Students may enroll in independent study or relevant courses from other departments. However, in general, these courses cannot be counted among the seven electives.

Qualifying Examinations

Written qualifying exams in each of the three core fields (microeconomics, macroeconomics, and econometrics) are required and are offered each year at the end of spring quarter and again at the end of summer session. Each exam is administered and graded separately. To continue in the doctoral program, all three exams must be passed by the end of spring quarter of the student’s second year in the program. No exceptions will be made to this policy.
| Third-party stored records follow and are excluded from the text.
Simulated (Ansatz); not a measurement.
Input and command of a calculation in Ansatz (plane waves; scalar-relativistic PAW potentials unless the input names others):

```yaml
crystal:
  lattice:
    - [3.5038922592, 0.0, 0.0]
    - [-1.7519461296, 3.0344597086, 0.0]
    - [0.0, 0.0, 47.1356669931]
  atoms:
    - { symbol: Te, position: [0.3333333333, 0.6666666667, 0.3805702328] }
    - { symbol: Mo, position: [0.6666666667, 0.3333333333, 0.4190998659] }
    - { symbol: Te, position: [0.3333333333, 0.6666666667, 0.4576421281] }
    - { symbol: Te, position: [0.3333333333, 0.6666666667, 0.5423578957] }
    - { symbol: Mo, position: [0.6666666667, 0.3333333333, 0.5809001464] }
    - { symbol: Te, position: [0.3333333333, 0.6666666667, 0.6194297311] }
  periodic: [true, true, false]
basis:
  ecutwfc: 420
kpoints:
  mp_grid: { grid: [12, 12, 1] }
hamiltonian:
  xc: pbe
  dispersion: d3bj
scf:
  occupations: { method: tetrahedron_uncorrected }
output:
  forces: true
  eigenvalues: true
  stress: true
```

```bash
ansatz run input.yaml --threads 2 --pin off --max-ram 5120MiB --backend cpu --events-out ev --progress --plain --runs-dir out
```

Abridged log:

In preparation for the qualifying exams, the department expects a student to be competent relative to existing knowledge on the subject. The specific guide to subject matter needed for competence in a field is the body of topics covered in the first-year courses in that field. More information on qualifying exams can be found on the department’s website at

Advancement to Candidacy (CPHIL Degree)

To attain candidacy, the student must complete an oral examination covering the topic of the proposed thesis before the members of their doctoral committee. The prerequisites for applying for the candidacy exam are

  • Pass the qualifying examinations (microeconomics, macroeconomics, and econometrics)
  • Complete a computation course (ECON 280)
  • Complete advanced econometrics courses (ECON 220D–F)
  • Complete an empirical project (as part of ECON 220F)
  • Complete the elective requirements
  • Complete a third-year original paper and presentation (ECON 285/296)
  • Complete the graduate research presentation workshop (ECON 286)

It is expected that students will advance to candidacy before the start of the fourth year.

Papers should be submitted to the committee for review at least four weeks before the CPHIL examination date. Students must notify the department graduate coordinator of their doctoral committee members at least one month before the CPHIL date.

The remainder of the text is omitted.